Loading BitBlasLinear takes a lot of Time #152

Open MekkCyber opened 2 months ago

MekkCyber commented 2 months ago

Hello @LeiWang1999

I am trying to use the BitNet modeling in an other project to use bitblas kernels, when I load the model, and try to replace linear layers, with BitBlas Linear layers, the _get_or_create_bitblas_operator function takes a lot of time to execute and compile kernels based on the weight shape, for a model with 32 layers, with a hidden size of 4096 and intermediate size of 14336 it takes ~8 min. Is this an intended behaviour ? Thank you for your help

LeiWang1999 commented 2 months ago

Hi @MekkCyber , Yeah, when bitblas encounters a kernel configuration for the first time, it performs the compilation and stores the result in a database, which is located by default at ~/.cache/bitblas. The next time it encounters the same configuration, it retrieves the precompiled library directly from the database, bypassing the tuning process.

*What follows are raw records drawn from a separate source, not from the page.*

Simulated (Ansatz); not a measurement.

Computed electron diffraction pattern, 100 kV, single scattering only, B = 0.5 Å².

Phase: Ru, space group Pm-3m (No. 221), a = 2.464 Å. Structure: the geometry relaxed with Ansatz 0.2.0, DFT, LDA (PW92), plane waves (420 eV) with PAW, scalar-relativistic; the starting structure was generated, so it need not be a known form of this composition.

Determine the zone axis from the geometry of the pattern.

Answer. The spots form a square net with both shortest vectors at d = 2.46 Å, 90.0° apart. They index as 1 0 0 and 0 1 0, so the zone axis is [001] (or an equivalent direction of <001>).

As a result, tuning only occurs the first time a specific model and its initial layer are encountered :)

LeiWang1999 commented 2 months ago

We’re also considering bypassing tuning by saving compilation results for different hardware setups, but this is challenging and may take some time to design and implement though :)

MekkCyber commented 2 months ago

Thanks a lot @LeiWang1999 much clearer now